Despite being called a novel, Invisible Cities is not truly a novel. There is no plot or character development. Instead, it is a collection of about fifty-five short, highly impressionistic pastiches of arbitrarily named fantastic cities (such as Adelma, Berenice, Chloe, Diomira, Irene, Penthesilea, Phyllis, Raissa, Valdrada, Zirma, and Zobeide, to name a few), placed in a structure that is quite meticulous, yet rambling, that nearly mimics the structure of a full commercial novel.
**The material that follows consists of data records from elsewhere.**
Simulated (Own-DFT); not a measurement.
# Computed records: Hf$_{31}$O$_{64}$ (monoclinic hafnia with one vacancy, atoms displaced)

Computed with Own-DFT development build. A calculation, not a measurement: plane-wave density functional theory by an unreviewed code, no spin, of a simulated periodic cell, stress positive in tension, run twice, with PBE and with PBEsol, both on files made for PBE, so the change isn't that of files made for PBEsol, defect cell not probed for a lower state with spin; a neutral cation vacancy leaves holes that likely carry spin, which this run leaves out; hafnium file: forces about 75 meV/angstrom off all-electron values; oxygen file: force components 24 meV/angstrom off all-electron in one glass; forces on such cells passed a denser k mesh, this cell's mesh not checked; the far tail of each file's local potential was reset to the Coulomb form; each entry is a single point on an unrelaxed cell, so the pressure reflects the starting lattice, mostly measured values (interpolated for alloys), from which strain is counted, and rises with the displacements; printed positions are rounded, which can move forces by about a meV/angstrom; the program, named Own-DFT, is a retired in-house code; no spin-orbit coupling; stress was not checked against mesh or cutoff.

The stories are set within the framework of a very loose dialogue wherein the famous Venetian explorer Marco Polo comes to the court of the legendary emperor Kublai Khan. While there, Polo is instructed to travel the empire and gather not gold or treasure but stories with which to regale the aging, and frequently impatient, conqueror with descriptions of every city he has visited on his long peregrinations through the Mongolian realm, as Khan is bored with his own messengers’ stories. Throughout the dialogue—and a true dialogue it is, as Khan and Polo are the only two characters in the work (although a case could be made that each city is also its own character)—the emperor expresses his belief that Polo is merely describing his home city of Venice in different and fanciful ways, ways that Polo could not use with honesty or impunity in his own land. Khan also occasionally believes that the cities Polo is describing do not exist at all, except in the Venetian explorer’s imagination.
Upon a summary first reading, Invisible Cities could be considered a nice collection of prose works on imaginary cities. Indeed, during the interplay between the two characters it is difficult to tell whether the things Polo is describing represent differing aspects of a single city or different cities with the same aspect in each of them. However, it quickly becomes clear that while some passages are horribly contrived, the novel is larger in scope than mere descriptions of cities. It is a work that muses upon the concept of living in a city, the concept of home, and perhaps even the concept of belonging somewhere. Calvino’s book is also a surreal and postmodern journey through the language of the imagination, a delicious mélange of psychological states, physical states, sensory states, transcendence, and more.